Glasgow Central has always been one of my favourite stations. So, when RAIL asked me to go on one of the tours that take you ‘behind the scenes’ into areas the public don’t normally have access to, I jumped at the chance. I thought that by doing so I might learn a little about the history of the building. Instead I learned far, far more.  

The station opened on August 1 1879 with eight platforms, but had to be expanded in 1890 as it had already become too small. 

The station was rebuilt to the impressive size it is today between 1901 and 1905, and now occupies 2.2 square miles of the city centre. The station is protected by a huge ridge and furrow roof, with over 44,000 individual panes of glass sheltering its 106,000 daily passengers from the vagaries of the Scottish climate. It boasts some fine architecture, shops, bars and a sumptuous hotel. 

The tours have been running - with little publicity - since October 2014. They are the brainchild of Paul Lyons, who worked as a customer services assistant at the station. He’d been convinced for some time that there was a market for them, but it was only after a 2013 ‘open doors day’ (where normally closed buildings admit the public) that it became clear just how popular they could be. Lyons advertised 100 free tickets for a station tour and received 83,500 applications! Now, a little over two years later, 29,000 people have taken the £13-a-ticket, 90-minute tour, and it has become a full-time job for Lyons and his assistant Vic, who also manages the website and bookings.

You first encounter Lyons by the information point on the concourse, where people are asked to rendezvous. After you sign in, receive a Network Rail bump cap and hi-vis tabard, Lyons introduces himself and the entertainment begins. He is - to put it mildly - a bit of a tour de force. Tall, wiry and bespectacled, with a bushy beard and mellifluous Scottish voice, Lyons looks like he could have stepped straight out of one of the history books that he loves so much.
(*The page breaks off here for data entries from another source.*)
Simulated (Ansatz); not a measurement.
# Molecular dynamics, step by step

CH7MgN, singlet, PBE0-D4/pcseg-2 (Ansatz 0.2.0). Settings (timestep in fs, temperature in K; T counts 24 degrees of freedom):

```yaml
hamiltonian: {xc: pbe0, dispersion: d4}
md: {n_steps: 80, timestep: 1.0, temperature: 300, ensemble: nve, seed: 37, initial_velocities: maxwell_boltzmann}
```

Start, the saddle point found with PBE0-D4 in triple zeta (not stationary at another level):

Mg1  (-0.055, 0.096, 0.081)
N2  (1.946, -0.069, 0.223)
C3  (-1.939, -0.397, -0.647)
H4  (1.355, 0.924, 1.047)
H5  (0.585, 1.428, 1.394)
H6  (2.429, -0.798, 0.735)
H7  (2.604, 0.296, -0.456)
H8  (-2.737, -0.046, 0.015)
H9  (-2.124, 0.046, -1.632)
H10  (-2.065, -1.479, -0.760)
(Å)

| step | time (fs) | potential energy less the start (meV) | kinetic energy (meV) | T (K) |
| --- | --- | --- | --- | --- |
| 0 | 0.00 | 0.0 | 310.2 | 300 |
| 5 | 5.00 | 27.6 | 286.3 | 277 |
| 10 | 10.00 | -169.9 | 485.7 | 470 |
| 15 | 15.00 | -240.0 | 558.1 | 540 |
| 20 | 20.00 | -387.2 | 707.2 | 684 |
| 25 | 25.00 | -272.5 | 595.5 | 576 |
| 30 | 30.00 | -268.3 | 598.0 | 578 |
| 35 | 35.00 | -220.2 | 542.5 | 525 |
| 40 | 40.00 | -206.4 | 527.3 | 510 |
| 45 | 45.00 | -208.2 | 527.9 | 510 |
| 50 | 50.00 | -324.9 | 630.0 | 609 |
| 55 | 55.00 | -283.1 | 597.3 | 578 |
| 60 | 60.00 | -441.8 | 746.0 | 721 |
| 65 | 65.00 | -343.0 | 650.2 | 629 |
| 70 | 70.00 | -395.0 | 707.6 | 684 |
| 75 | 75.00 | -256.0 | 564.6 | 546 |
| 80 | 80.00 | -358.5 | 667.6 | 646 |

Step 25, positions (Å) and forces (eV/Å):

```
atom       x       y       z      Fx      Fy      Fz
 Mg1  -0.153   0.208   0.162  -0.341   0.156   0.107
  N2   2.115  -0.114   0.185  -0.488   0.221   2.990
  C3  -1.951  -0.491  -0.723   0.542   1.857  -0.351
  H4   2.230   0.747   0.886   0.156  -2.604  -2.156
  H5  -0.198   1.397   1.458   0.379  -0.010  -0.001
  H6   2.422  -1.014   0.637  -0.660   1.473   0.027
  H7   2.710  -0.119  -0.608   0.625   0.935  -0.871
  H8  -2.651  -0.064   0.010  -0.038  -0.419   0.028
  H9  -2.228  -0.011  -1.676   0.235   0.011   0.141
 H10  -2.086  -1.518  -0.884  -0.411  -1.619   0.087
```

But this is no dry history lesson. Lyons’ passion, wit and storytelling ability makes the history leap off the page and surround you in such a vivid way that you feel part of it. He starts by telling us that where we were standing would once have been tracks, which were cut back to today’s buffer stops to create space for the increase in passenger numbers. He relates details of the roof, buildings and general layout, before leading us through a door by Platform 9, down a metal staircase and into the depths of the station. 

Oh, did I mention the rats? Lyons does… several times. He gets the measure of the group in a series of jokes about the rodents that live below. 

But it’s not all joking, as we find out when we stop in an area of brick arches. Nowadays it’s full of vehicles, but Lyons points out that coal and grain used to be deposited here through chutes between the tracks above. However, rats came up from the Clyde and contaminated the grain, leading to deaths among the folks eating it. The Victorians may have been great engineers, but their concept of hygiene left a lot to be desired! Apparently, coal for the boiler that heated the station’s Central Hotel was still delivered this way until the mid-1960s.

Moving on, we are shown several murals that Lyons has commissioned to illustrate the history of the station, including how the Caledonian Railway pinched the Scottish coat of arms for its own, and the long, drawn-out legal wrangle that ensued. We also hear details about what stood on the land before the station was built - a densely-populated village called Grahamstown. The Victorians did a thorough job of demolishing it, although Lyons has found a few patches of street cobbles that survive. Even so, local stories persist of a ‘forgotten village’ that lies intact beneath the station.

Before we disappear down a narrow corridor Lyons warns us of the smells we’re likely to encounter as we get nearer to the Clyde, after which we’re led into a tiny, brick-arched room which used to be a store for the old BR personnel files. I can’t imagine anyone ever being keen to visit the place, but I won’t spoil the story we were told by relating it all. Suffice to say, it involves rats… and big ones to boot! 

The next place we visit is certainly the most poignant, not because of the building itself, more the events that had taken place there. Under massive steel beams and against a backdrop of two huge murals, we are first told about the history of the 14,000 men who built the station and of the people who worked there afterwards - many were refugees from the Highland Clearances who spoke Gaelic (as opposed to the Glaswegians, who spoke English). It seems they were looked upon and treated in the same way as some people still do immigrants today. 

As many on the tour do not appreciate the impact that the Clearances had on Scotland, Lyons soon furnishes them with the horrifying figures. The Irish potato famine also gets a mention, as that too led to an influx of people to Glasgow. 

Then Lyons relates the (frankly) shocking story of the events of 1916, when the area was used to store the bodies of dead soldiers who’d been brought back from France on troop trains. 

Like many others, I never realised that soldiers’ bodies used to be repatriated – that is, until the industrial scale of the slaughter meant that the Government deemed it too expensive, so instead established the practice of burying them in vast cemeteries in the places they fell. 

Nor did I know that once the bodies were brought back it was up to the families to claim them. They even had to identify loved ones themselves because the British army didn’t use metal ‘dog tags’ - only cloth ones, or leather for officers. 

What sights these people must have seen, as they moved from stretcher to stretcher, is unimaginable. Then, to add further distress, relatives had to remove the bodies of their loved ones themselves. Women often used to have to pay someone to carry home the body of their son, father or husband.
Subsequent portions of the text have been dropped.